Tiger Woods will win this year’s Masters.
He is the No. 1 ranked player in the world. In all but two tournaments in which he has competed in this season, Woods has been more than 10 under par. He has a first and second-place finish in his last three tournaments.
He finished second at the Genuity Championship on March 3 and won the Bay Hill Invitational on March 17.
The revamped Augusta National Golf Club course will only play into Woods’ favor. The added distance will give Woods more of an opportunity to exploit his distance advantage over the rest of the field.
Woods has always been a prime-time player when it comes to the majors. He is the only player in the history of golf to win four majors consecutively. He will be only the third player in history to repeat as the Masters champion. That should be motivation for him to play his best.
Ernie Els, Vijay Singh, and Jose Maria Olazabal are the top contenders this year. Woods has the same number of career wins in the majors as Els, Singh and Olazabal combined. Woods is simply too dominant in majors, and this year’s Masters will be no different.
Since the course has been torn up and rearranged, Augusta is no longer the same course on which Tiger blew everybody away by 12 strokes in 1997.
It won’t be the forest of weeds you see in the British Open, but Masters’ officials have lengthened the rough, helping the players who keep their drives straighter than Tiger.
Tiger hasn’t putted well this year, and Augusta has been notorious for its fast greens before they made them tougher this year. Ben Crenshaw, a two-time Masters champion, put it this way, “Put your ball on the edge of a bathtub and try to putt it within a foot of the drain.”
There are also other players who wouldn’t mind sliding into the green jacket Sunday.
Jose Maria Olazabal, victor in 1994 and 1999, has six top 10 finishes this year. Chris DiMarco finished 10th last year and is the Tour’s top putter.

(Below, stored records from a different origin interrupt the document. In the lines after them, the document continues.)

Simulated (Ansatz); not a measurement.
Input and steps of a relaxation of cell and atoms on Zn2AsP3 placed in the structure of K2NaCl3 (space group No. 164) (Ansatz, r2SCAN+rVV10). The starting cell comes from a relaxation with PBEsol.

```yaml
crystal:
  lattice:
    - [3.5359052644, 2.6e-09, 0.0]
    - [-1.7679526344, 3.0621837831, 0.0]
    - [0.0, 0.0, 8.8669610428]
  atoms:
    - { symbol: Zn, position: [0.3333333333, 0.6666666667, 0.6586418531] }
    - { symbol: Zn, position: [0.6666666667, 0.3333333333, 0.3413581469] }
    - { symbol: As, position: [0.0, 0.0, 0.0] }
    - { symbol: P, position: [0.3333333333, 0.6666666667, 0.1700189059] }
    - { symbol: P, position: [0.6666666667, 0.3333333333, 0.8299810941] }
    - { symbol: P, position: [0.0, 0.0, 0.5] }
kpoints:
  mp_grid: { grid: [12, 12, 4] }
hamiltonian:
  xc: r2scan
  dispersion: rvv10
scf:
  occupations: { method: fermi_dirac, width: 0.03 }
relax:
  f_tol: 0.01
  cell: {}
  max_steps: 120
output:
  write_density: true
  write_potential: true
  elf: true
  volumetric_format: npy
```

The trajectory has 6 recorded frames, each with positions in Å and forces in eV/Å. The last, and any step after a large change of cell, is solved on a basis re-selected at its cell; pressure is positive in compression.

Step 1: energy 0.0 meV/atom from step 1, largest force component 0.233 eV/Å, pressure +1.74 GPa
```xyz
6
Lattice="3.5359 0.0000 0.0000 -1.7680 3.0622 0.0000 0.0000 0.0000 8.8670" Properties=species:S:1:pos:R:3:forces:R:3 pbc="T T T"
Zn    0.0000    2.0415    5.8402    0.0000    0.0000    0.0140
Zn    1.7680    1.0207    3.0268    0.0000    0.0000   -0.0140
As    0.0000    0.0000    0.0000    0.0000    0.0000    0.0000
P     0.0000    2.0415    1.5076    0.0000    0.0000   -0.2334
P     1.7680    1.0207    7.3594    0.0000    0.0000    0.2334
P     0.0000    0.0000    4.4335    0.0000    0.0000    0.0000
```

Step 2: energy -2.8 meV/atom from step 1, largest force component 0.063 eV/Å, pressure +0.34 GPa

Speaking of avenging last year, David Duval went into the back nine on Sunday tied with Tiger and built a two-stroke on 16. Going for the kill, Duval proceeded to ask for a little Scotch with his water and bogied. Tiger birdied, leaving the two tied going into 17. The rest is history.
Other threats include 2000 winner Vijay Singh, Ernie Els, Sergio Garcia and, of course, Lefty (Phil Mickelson).
What this all adds up to is that it is somebody else’s turn to don the green linings other than Mr. Woods.